Assumption: we have a histogram, which follows the shape of a normal distribution. The y-axis of this histogram is the relative frequency. The bin size is 5. My though process(correct me in which step am i wrong):
- The area of the histogram then is 5.
- We approximate this histogram into a continuous distribution.
- This continuous distribution is a bell shaped normal distribution which is almost identical to the shape of the histogram.
- This continuous dirstribution is also called the PDF.
- THe area under the continuous distribution is almost equal to the area under the histogram.
- But we know the area under the pdf = 1; however the area under the histogram is 5
Im getting real confused trying to convert the histogram into a pdf due to this. someone please point out what assumption that i am making is wrong.
Comments:
I think you are confused about the heights and areas of the histogram bars. Most software packages use a 'density' scale instead of a 'relative frequency' scale so that the total area of all histogram bars will be unity.
I don't know the exact terminology of your book and I don't want to risk adding to the confusion with a direct answer.

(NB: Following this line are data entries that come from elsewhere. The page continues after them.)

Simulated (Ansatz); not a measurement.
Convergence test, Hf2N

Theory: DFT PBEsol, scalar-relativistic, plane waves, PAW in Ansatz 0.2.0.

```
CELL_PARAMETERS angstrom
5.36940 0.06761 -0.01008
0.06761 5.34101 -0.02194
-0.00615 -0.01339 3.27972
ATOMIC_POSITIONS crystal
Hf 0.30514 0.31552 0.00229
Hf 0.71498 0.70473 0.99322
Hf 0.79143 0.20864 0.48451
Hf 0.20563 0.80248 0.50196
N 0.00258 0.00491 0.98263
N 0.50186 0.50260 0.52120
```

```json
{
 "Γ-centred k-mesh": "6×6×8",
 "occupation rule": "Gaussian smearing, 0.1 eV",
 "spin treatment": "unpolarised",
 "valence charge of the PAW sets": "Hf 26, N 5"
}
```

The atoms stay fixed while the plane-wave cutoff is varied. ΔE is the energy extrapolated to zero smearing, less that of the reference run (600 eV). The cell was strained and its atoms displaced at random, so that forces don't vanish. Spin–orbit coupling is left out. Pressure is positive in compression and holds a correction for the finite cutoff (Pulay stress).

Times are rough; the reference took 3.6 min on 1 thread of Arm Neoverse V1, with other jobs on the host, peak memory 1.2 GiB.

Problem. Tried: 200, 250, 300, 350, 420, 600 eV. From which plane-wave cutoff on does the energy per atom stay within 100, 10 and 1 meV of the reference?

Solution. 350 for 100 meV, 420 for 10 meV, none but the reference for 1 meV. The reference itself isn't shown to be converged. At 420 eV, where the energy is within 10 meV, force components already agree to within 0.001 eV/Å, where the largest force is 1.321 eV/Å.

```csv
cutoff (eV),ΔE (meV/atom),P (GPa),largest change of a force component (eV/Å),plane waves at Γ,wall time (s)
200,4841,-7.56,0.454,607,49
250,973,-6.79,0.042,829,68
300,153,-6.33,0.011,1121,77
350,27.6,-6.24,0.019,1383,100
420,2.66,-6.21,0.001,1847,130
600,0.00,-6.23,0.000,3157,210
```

Here is a 'density' histogram from R statistical software of a dataset of size n = 1000, generated from NORM(mean=50, sd=5). Bin widths are 5. What is the area of each bar? How are densities (heights of bars) computed?
How would the vertical axis be labeled if this were a 'relative frequency histogram'?
Each bar is labeled with its density (slightly rounded). Some information about the histogram (from a non-plotting version) is also provided.
I hope this is enough hints and information so you can answer your own question.